You will be a part of a team that is responsible for deploying, supporting, monitoring and troubleshooting large scale micro-service based distributed systems host in AWS and bare metal with high transaction volume; documenting the IT infrastructure, policies and procedures.
Responsibilities
As a Senior SRE/DevOps engineer you will focus on supporting our team and augment our existing development infrastructure by implementing the automations necessary to streamline our pipeline. Tooling includes Terraform, Kubernetes, ELK and AWS services.
Requirements
A minimum of 5 years experience deploying, monitoring and troubleshooting large scale distributed systems
Background in Linux administration
Scripting/programming knowledge of at least Unix shell scripting
Good networking understanding (TCP/IP, DNS, routing, firewalls, etc.)

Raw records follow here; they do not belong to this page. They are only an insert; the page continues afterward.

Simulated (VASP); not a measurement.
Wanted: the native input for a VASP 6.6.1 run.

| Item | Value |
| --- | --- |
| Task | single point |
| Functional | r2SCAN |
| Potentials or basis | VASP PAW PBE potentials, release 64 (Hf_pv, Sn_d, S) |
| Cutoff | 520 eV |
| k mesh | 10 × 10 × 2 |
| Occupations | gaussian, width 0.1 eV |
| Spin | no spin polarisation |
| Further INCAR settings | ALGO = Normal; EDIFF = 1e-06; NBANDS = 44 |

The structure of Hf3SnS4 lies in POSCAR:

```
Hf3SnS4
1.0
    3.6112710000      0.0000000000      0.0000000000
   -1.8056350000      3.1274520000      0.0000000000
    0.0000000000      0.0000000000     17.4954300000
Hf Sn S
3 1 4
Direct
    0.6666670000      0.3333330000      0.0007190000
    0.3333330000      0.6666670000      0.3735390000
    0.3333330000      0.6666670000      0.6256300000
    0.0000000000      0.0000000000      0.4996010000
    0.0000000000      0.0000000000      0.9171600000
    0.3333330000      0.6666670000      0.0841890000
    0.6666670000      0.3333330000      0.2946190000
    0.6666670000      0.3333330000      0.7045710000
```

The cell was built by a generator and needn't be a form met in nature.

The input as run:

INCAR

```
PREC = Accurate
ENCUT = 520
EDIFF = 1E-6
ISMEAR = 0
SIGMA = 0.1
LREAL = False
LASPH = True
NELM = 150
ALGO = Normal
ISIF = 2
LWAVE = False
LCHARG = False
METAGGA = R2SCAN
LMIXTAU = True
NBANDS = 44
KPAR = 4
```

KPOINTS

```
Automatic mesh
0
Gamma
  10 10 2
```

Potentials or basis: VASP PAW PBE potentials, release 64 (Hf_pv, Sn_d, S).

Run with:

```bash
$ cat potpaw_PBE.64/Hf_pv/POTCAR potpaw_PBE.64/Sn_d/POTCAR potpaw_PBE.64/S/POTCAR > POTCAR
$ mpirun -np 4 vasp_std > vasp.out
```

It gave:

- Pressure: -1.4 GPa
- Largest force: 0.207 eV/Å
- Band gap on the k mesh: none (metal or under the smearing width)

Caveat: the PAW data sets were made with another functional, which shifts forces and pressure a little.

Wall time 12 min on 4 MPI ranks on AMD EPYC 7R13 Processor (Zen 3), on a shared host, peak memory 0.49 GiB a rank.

Good understanding of technologies such as Apache, Nginx, Databases (relational and key-value), DNS servers, etc
Understanding of cloud-based infrastructure, such as AWS
Experience with systems for automating deployment, scaling and management of containerised applications, such as Kubernetes
Experience with Terraform for infrastructure
Quick to learn and fast to adapt to changing environments
Excellent communication and documentation skills
Excellent troubleshooting and creative problem-solving abilities
Excellent communication and organisational skills in English
Ideally, candidates will also have
Experience deploying and supporting multiple staging/dev environments
Experience maintaining continuous integration and delivery pipelines with tools such as Jenkins and Spinnaker
Experience implementing, operating and supporting open source tools for network and security monitoring and management on Linux/Unix platforms
Experience with Postgres
Experience with security in AWS